It is particularly important to make sure the filter is clean on your hand, backpack and power sprayers. Clogged filters are without question the leading cause of equipment problems. This is surprising because it is just about the easiest thing to check and correct.

Don’t wait for problems to perform preventive maintenance. Don’t share equipment. Don’t wait to fix problems.

RELEASE THE PRESSURE. Lots of pest control equipment uses pressure to apply product (sprayers, dusters, misters, foggers, etc.). Another great way to reduce spray equipment problems is to release the pressure. Release the pressure on your (power or manual) sprayer after each stop to prevent problems. Release the pressure by squeezing the spray gun handle to let the pressure drop in the line. The power sprayer must be turned off and the manual sprayer should not be pumped up. If spraying extra chemical on the ground is a problem, open the lid of the sprayer tank and spray the product back into the tank.

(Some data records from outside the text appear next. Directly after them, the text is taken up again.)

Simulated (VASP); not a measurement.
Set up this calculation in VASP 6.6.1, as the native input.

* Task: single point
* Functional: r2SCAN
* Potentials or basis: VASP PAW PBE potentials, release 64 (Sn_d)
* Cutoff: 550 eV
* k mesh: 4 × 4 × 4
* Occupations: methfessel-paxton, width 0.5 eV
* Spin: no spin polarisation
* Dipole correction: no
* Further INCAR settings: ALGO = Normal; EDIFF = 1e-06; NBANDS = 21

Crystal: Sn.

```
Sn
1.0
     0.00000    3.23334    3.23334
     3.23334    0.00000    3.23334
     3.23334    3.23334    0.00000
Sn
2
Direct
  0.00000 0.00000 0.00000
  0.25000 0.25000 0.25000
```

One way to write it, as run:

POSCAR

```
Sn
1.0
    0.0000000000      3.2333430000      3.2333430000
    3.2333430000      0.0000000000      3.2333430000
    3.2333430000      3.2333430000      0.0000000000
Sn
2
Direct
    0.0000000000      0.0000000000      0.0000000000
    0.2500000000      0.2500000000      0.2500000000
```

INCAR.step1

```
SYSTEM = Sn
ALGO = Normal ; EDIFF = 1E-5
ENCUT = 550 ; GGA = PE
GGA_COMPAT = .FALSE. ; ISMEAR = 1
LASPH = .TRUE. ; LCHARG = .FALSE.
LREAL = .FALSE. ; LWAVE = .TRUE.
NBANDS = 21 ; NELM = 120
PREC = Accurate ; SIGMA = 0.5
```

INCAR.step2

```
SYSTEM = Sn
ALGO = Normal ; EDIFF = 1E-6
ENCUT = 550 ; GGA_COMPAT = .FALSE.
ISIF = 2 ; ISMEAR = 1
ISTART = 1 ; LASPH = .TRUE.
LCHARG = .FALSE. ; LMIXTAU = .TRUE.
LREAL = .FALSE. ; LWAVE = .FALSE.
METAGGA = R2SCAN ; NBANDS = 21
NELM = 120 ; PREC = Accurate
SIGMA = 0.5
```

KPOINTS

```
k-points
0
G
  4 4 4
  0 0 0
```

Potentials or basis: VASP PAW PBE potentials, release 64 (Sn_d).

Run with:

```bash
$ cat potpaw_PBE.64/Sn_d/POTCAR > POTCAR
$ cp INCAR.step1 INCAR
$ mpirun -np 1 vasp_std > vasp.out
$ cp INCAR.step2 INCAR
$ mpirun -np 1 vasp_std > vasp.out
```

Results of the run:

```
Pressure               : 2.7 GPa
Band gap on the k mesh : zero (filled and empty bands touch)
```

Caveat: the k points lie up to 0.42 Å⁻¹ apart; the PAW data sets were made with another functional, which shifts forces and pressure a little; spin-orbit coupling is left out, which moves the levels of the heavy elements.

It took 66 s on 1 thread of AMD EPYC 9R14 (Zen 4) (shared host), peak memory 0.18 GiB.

Releasing the pressure on the sprayer extends the life of soft parts like hoses, o-rings, gaskets, etc. We used to suggest releasing the pressure at the end of the day, but technicians forget and sprayers end up stored under pressure all night. Remember, summer temperatures on the truck are higher than ambient, so the pressure in your system will increase if you don’t release the pressure.

Releasing the pressure also reduces the chance of freeze damage should a deep freeze occur. If the sprayer is stored under pressure and the temperature drops, there is nowhere for the water to expand. The weakest link in the system will break when the water freezes.

Train technicians to release pressure off all power and manual compressed air sprayers at the end of each stop to extend the life of your equipment and reduce breakdowns and downtime.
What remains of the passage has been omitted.